A Texas trial judge has dismissed all charges against an El Paso murder defendant, saying that the decision to seek the death penalty against him was a product of “prosecutorial vindictiveness.”

In an order issued December 14, 2021, District Court Judge Alyssa Perez (pictured) freed Ivan Gabaldon, dismissing his case with prejudice. Gabaldon’s lawyers had argued that county prosecutors had sought the death penalty against him in retaliation for exercising his constitutional right to a speedy trial by opposing prosecutors’ attempts to delay his trial after having mishandled the case.

20-year-old Gabaldon was initially arrested and charged with felony murder in the February 22, 2021 stabbing death of 63-year-old Juan Garcia Flores during what media reports described as “a paid sexual encounter.” His defense lawyers argue that he killed Garcia in self-defense after Garcia forced Gabaldon at knifepoint to engage in acts to which he had not consented.

On November 17, two weeks before a scheduled December 2 trial, lead prosecutor, Assistant El Paso County District Attorney Curtis Cox, informed the court that his office was not prepared for trial, had not located three witnesses, and had not yet received the results of forensic tests. Acknowledging his office’s responsibility for being unready to proceed, he offered to release Gabaldon without bond in exchange for a delay in the trial date. When the defense objected, Cox backtracked and said he intended to impanel a new grand jury to indict Gabaldon for capital murder.

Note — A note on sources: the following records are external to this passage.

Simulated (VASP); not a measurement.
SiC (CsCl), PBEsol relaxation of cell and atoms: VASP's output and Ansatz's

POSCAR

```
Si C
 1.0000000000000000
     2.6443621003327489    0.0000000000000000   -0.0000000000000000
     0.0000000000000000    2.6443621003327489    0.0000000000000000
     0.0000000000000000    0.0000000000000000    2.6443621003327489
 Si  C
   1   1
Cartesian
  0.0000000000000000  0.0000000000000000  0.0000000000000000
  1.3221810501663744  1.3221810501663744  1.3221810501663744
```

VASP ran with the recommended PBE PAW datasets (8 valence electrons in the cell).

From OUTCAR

The grand jury returned a capital indictment on November 22, eliciting public criticism from El Paso State Representative Joe Moody, who accused prosecutors of an “abuse of power.” Moody tweeted: “For Texas to kill, it has to prove the person is such a future danger that locking them up forever won’t protect us. Yet here, before threatening the death penalty, we have the prosecutor agreeing this guy should be out of jail until a new indictment.”

Defense counsel moved to dismiss the charges against Gabaldon. During a four-hour hearing on November 30, Perez said she could not understand how the prosecution could on the one hand say “that you would be seeking a potential re-indictment and potentially seeking the death penalty” against Gabaldon and on the other hand say “we’re okay with letting him out on [personal recognizance without] bond.” She continued the December trial date and scheduled decision on the motion for December 14.

Dismissing the charges with prejudice, Judge Perez said that “the defense has provided sufficient evidence that the re-indictment and the decision to seek the death penalty was an unjustifiable penalty resulting solely from Mr. Gabaldon exercising his right to go to trial.”

After the hearing, defense counsel Denise Butterworth excoriated the prosecution for a “repugnant” attempt to “manipulate the justice system.” She told reporters “[t]his case went from zero to a hundred because the bottom line is the state of Texas was not ready and when they were exposed for not being ready, in our opinion to buy more time, they threatened to re-indict and then seek the death penalty.” Butterworth continued: “It was scary that that kind of power was being abused. … [T]hank God,” she said, the law “allowed for the judge to step in and stop it.”